Appeal by the defendant from a judgment of the Supreme Court, Kings County (Goldberg, J.), rendered July 24, 2003, convicting him of robbery in the first degree, robbery in the second degree, and grand larceny in the second degree, upon a jury verdict, and imposing sentence.
Ordered that the judgment is affirmed.
The defendant’s arguments regarding alleged improper summation remarks are unpreserved for appellate review (see CPL 470.05 [2]; People v Tonge, 93 NY2d 838, 839-840 [1999]; People v Dien, 77 NY2d 885, 886 [1991]). In any event, the challenged remarks constituted fair comment on, or reasonable inferences drawn from, the evidence, or were harmless error (see People v Johnson, 3 AD3d 581, 582 [2004]; People v Adamo, 309 AD2d 808, 809-810 [2003]; cf. People v Ashwal, 39 NY2d 105, 109-110 [1976]).
The sentence imposed was not excessive (see People v Suitte, 90 AD2d 80 [1982]).

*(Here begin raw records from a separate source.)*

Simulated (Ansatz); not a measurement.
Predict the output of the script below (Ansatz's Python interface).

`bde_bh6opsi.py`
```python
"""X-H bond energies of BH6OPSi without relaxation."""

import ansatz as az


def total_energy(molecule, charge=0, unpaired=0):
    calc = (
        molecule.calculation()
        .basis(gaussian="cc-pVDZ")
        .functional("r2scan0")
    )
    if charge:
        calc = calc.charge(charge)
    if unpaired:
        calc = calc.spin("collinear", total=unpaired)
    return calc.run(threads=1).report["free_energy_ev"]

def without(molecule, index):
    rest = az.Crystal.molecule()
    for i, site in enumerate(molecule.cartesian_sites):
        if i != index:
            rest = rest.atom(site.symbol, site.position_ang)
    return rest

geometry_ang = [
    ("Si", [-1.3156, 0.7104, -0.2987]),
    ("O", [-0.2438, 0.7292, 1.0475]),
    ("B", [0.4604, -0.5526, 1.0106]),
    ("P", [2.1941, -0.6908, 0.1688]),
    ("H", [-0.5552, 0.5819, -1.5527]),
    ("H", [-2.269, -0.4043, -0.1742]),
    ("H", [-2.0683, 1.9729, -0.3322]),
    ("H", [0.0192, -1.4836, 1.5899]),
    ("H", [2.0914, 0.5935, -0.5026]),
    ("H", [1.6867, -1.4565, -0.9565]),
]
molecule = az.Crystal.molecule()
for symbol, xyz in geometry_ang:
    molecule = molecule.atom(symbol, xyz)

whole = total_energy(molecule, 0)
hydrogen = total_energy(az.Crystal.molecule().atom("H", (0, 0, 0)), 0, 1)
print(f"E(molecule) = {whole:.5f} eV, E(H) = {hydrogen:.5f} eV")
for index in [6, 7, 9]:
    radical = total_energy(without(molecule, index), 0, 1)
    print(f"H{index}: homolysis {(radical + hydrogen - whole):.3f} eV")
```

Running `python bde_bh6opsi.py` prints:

The defendant’s contentions that his confrontation rights were violated under Crawford v Washington (541 US 36 [2004]), that his trial should have been severed from the codefendants’ trial because of antagonistic defenses, and that the consciousness of guilt charge was unbalanced and violated his right to remain silent, are unpreserved for appellate review and we decline to reach them in the exercise of our interest of justice jurisdiction. The defendant’s argument, raised in his supplemental pro se brief, that his counsel was ineffective for failing to present certain defenses is based on matter dehors the record and may not be considered on this appeal (see People v Aguirre, *623304 AD2d 771 [2003]). The defendant’s remaining contentions raised in his supplemental pro se brief are without merit. Crane, J.E, Goldstein, Luciano and Covello, JJ., concur.